Room. Wow. Creepy.
I’m all for sordid tales about human behavior. I can handle dysfunction, death and depression. But I couldn’t handle Room, by Emma Donoghue.
Well, that’s not quite right.
I read it, and read it fairly quickly.
Because, sadly, it was captivating.
It was captivating like a car crash we crane our necks to see on the freeway….but then find ourselves disgusted by our own baseness and then shuddering periodically throughout our day recalling the horrible images….so I found Room.
This was one of the New York Times‘ five best books of the year. We aren’t talking pulp fiction here. Serious critics loved this book.
These reviews aptly point out that to write from the voice of the five year old Jack is an incredible talent. Which is true. I can’t deny that Donoghue has created a compelling, poignant and in some ways unprecedented voice of a child. In fact, I can’t recall a child narrator that is much younger than the teen Holden Caulfield. My memory goes blank.
Courageous I grant her.
Because while the 11 foot by 11 foot Room is safe for Jack, it is a prison for his mother. They are held captive by a sexual predator in a locked shed in this lovely man’s back yard. The story translates too easily in a world where Jaycee Lee Duggard can live in Garrido’s backyard for nearly two decades.
I can tell you this if you are inclined to pursue it anyway. The writing is very good and the plot does get more complex and interesting (SPOILER ALERT) after the mother and son re-enter the real world. You understand the judgments made by the outside world about Jack’s long hair and the ongoing breastfeeding, but you find yourself with a fierce loyalty to “Ma”. She is, above all, a survivor. She IS resiliency. She creates a world of normalcy for her son when none should be possible. She contains her own rage and wanting and depression and hope and futility.

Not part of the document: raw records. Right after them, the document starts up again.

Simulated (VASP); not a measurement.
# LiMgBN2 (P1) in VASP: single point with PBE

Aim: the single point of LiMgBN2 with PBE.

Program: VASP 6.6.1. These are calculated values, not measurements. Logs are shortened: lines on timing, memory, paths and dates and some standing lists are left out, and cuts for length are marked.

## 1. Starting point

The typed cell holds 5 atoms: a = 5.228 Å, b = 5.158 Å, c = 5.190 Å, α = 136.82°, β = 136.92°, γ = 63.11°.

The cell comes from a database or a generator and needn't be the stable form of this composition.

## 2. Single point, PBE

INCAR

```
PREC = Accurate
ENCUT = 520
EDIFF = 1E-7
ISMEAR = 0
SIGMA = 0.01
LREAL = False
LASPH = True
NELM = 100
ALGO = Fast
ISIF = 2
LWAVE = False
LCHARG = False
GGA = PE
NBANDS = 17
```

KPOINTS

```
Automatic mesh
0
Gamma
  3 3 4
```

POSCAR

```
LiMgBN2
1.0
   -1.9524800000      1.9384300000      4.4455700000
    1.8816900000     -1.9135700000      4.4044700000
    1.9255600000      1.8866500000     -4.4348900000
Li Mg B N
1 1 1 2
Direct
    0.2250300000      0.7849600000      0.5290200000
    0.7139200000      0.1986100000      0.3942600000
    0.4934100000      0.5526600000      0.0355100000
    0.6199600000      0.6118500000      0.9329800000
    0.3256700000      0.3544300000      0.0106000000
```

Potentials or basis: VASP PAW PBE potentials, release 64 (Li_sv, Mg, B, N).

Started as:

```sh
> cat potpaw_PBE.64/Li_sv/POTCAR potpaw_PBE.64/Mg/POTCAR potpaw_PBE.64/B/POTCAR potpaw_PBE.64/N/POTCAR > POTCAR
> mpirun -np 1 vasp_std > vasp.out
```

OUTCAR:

Hell, I can sometimes lose my noodle playing three board games in a row on a rainy day. So believe me, Ma gets my vote. Definitely.
While I can appreciate that critics call it a story of the ‘beautiful relationship between a mother and her son’…. well, okay. I guess.
But I say the real world is creepy enough. I don’t need it in my fiction, people. I can just pick up that SF Chronicle and read all about the bizarre, unfortunate and insane–and spare myself the 200+ pages.
So if you find that the subject matter is making you a bit squirrely, I wanted to let you know that BookSnob read this one so you don’t have to.
Forge on to some other literary crisis that’s easier to stomach.